Cultural Ecology Specialty Group of the Association of American Geographers

Cultural Ecology Newsletter

(CEN #18 -- 1991)

[I am reproducing only part of an old Newsletter from 1991, which I have scanned into the computer, since it is relevant to current debates about name changes for the Group. Ed. 5/2000]

Cultural Ecology Newsletter, Number 18, Spring 1991, pp3-5

To the Editor:

Given the number of comments I have received, principally from friends, in response to my recent letter in the Cultural Ecology Newsletter (#17), it seems that I was not only wrong about my impressions of the last business meeting, but may have offended a number of members. In that letter I said that I was "told by more than one person in attendance that the individuals who promoted the idea of a name change appear to have mustered a sizeable following of individuals (many of whom may not have been bona fide members) who rarely, if ever, attend business meetings to dominate the vote." A comparison of a list of those in attendance with a list of members at the 1989 Baltimore meeting proved me wrong. Furthermore, and much to my chagrin, my informants did not appear on either list. Carelessly, I relied upon what turns out to have been third-hand information. I apologize to all members of the Cultural Ecology Specialty Group, and especially to those who raised and discussed the issue of a name change, for even insinuating that a cabal might exist. I do, however, maintain my previously stated position about the name change.

William E. Doolittle

To the Editor:

A name change for the Cultural Ecology Specialty Group was never the central issue of my proposal made at the Toronto business meeting. As I began by saying then and reiterate more carefully here, the proposal was a mechanism to stimulate us to address the more fundamental questions of pluralism and the health of our group. (Raising the intellectual issue without a concrete proposal as a wedge would have never led us to the current exchange.) In my mind, pluralism - the hallmark of holistic approaches claimed by both our discipline and our subfield - is intimately tied to the health of our group, from its intellectual base to the number of its quality members. While the health of our group is strong and perhaps improving, I believe that we fall considerably short of the mark that we can achieve and should seek.

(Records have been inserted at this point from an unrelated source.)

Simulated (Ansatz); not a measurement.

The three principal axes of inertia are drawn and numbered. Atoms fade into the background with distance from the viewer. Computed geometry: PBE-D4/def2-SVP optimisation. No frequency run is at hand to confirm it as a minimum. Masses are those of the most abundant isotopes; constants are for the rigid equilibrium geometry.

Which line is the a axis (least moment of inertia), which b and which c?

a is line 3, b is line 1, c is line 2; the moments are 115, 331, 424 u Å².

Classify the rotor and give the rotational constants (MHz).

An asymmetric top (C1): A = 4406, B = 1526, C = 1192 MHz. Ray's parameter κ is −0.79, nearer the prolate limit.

Allow me to sketch in broad strokes my reasoning and the connection to the name change proposal. Cultural ecology does not have a monopoly on the study of nature-society relationships within geography (which, by my count, has at least seven other specialty groups so engaged), nor is it perceived by most to be one of the more important components of the discipline. This situation arises both from the noninterest, misunderstanding, or myopia of non-members and from the cultural ecology group's own view of its place and role within and without geography. If we seek to strengthen cultural ecology, nature-society studies, and geography, then we must begin to address thoughtfully the pros and cons of the different roles that our specialty group can play. Our key task, in my opinion, is to increase the dynamism of nature-society discourse, and hence the visibility of cultural ecology, most probably by actively seeking to unite for discussion and interchange the fragmented but complementary strains of nature-society studies within geography. I speak here of a level of interaction that transcends the occasional jointly sponsored session with other groups at the AAG. This sponsorship is usually given out of political necessity for AAG approval. The degree of intellectual interaction or even mutual interest in most of these sessions can be questioned by merely observing the composition of the audience and the discussion, if any. Our group is no more to blame for this situation than any other, but this does not mean that we should not take the lead in attempting to change it. We should seek the intellectual high ground.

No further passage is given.